(DGR presents this Sunday’s Rearview Mirror installment, reflecting upon the metal of yesteryear.)
I have to confess that there was a moment in writing this when it occurred to me that I was going to have to justify enjoying Biomechanical’s last album. It was an oddly sobering thought, especially in the face of discs like Eight Moons and The Empire Of The Worlds, which are albums it feels like history looks upon more kindly.
The last time I sat down and took over the Rearview Mirror column for a bit, I found myself vouching for the idea of an album that is “half-good” — one of those discs that isn’t the strongest, but half of it really seems to be on to something and for that reason always sticks out in your mind. Since then, I’ve played with a couple of other ideas for Rearview Mirror posts in order to alleviate some of the burden on our glorious editor-person, but the half-good album idea has continued to gnaw at me, at least for another edition.
Partially, it’s because there was one album that popped into my head the moment I scrawled those words across that morning’s tome and it has been partially responsible for gumming up the works when it comes to the four other installments I have saved on my desktop. The album is Biomechanical’s 2008 release, Cannibalised.
This was one of those situations that immediately sprung to mind as a “When the hell else are you ever going to be able to bring up a disc like this?” Biomechanical were a UK-based prog/death/groove/thrash hybrid band that became increasingly harder to pin down genre-wise as their career went on.
The group have three albums to their name, a 2002 release entitled Eight Moons, 2005’s The Empire Of Worlds, and our subject for today, Cannibalised. Biomechanical had a relatively stable core of musicians for a good chunk of their career, but by the time Biomechanical was effectively put on hold there was only one original member left — vocalist/keyboardist and songwriter John K (a simplified name for Greek musician Yiannis Koutselinis).
Cannibalised was a troubled release, with the break-up of the band overshadowing a large part of the album itself and coloring its history, as John K parted ways with the other musicians involved in Biomechanical, leading to public recriminations (as discussed here, for example).
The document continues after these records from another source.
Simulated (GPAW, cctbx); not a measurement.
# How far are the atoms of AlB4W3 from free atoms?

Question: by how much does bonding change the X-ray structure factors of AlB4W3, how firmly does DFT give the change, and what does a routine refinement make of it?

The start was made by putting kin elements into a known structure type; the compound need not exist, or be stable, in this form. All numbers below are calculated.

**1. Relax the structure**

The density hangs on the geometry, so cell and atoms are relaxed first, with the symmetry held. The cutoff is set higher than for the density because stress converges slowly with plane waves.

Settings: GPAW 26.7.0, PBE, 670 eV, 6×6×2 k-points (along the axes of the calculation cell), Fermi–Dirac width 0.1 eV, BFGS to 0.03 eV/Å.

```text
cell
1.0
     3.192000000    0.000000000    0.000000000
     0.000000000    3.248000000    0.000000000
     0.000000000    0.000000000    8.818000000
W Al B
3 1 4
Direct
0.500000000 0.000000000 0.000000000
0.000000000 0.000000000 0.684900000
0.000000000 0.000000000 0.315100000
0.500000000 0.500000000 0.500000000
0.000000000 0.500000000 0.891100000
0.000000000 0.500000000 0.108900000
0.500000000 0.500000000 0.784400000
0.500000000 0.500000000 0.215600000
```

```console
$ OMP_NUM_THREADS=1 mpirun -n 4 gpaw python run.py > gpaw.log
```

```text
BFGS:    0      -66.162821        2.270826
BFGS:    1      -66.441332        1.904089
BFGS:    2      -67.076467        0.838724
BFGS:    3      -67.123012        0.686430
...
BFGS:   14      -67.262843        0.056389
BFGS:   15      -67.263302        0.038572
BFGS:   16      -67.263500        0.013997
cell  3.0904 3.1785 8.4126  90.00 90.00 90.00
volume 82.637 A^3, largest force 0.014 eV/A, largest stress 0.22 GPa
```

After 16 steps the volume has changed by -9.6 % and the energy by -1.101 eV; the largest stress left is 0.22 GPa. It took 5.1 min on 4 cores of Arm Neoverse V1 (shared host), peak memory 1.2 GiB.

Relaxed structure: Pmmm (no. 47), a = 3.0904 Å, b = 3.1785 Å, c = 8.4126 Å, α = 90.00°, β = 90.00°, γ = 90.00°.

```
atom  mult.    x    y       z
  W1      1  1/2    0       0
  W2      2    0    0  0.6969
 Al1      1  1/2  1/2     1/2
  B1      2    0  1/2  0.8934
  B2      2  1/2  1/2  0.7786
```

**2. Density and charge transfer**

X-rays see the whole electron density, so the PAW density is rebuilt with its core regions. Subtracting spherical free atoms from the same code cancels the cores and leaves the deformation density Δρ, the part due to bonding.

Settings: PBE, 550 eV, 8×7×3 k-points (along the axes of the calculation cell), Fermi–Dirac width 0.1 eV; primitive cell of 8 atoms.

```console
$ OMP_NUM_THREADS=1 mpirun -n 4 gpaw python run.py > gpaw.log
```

The impression I had at the time was that this album was the one where John K really tried to make Biomechanical his own, although to hear it told, all three Biomechanical albums were meant to be part of a fully formed story from the get-go and he was the main composer throughout the band’s career. For whatever reason, Cannibalised is one of the albums firmly perched on the throne of the “half-good”. Because Cannibalised is kind of a mess.
Two things really tend to stick with people when it comes to Cannibalised (well, three if you count the under-the-skin unnervingness of its album art): One is that Biomechanical have one speed of song on the album,and that is insanely fast. I’ve often seen it described as aggression for aggression’s sake, and Cannibalised is one of those albums where the forty-seven minutes that you spend with it can actually prove to be overwhelming. It’s a lot of double-bass drum being hit at high speed and wailing guitars to have to work your way through.
Second would be the vocal work. If there is anything to be said about John on Cannibalised, it is that the dude covered some ground on this disc. He spends much of the album shrieking like Rob Halford set ablaze and then switches to a harried scream at the drop of hat, much like the music does.
Among the faults one could find on Biomechanical is that although it puts a multitude of different metal genres on display, it suffers from the ten pounds of shit in a five pound bag issue — many of Cannibalised’s songs are like a blackjack hand where somebody hits on a 20, only to draw a nine. It sounds like the songwriting sessions included dialogue along the lines of, “Alright, this is really, really close to being complete, but what if we layered this massive industrial noise grinding layer on top of it?”.
If Biomechanical’s goal with this album was to be huge and operatic, at the very least that much was accomplished. But albums can’t get by on sheer bombast alone — which half of Cannibalised winds up trying to do.
But songs like “Fallen In Fear”, “Through Hatred Arise”, “Breathing Silence”, “Consumed”, “Predatory”, and the title track have always stuck out in this chaotic explosion of a disc. “Fallen In Fear” is as close as Biomechanical ever got to having a single for this album, and that song is a ragged mess of guitar and drum work that barely seems to be holding itself together. Half of the fun of “Fallen In Fear” comes from waiting to see when the song is just going to fall apart at the seems. Like many songs on Cannibalised, it is a shaky Frankenstein’s monster of sound and we arrive just as the threads are coming loose.
The other four songs are all different shades of the same coin, sometimes sounding like attempts to record what holding your face up to a roaring fireplace might look like, but it was in that chaotic and industrial mess that I could see the seeds of fantastic songs. They were mutated into these superfast headbangers that just seemed ready to explode, but the run of “Breathing Silence” through “Consumed” is the series of songs where you can really hear Cannibalised coming into its own. (“Slow The Poison” has always been an on/off love affair for me, and as of this writing, it’s in “off” state; I actually have the same issue with the second song on this album, “The Unseen”). It tries real hard to maintain that throughout the rest of the disc and hits again in its closing song, but Cannibalised is one of those rare discs where its enthusiasm for contorting heavy metal into this hyperfast snarling beast of sound also proved to be its biggest flaw: It tried, really, really hard.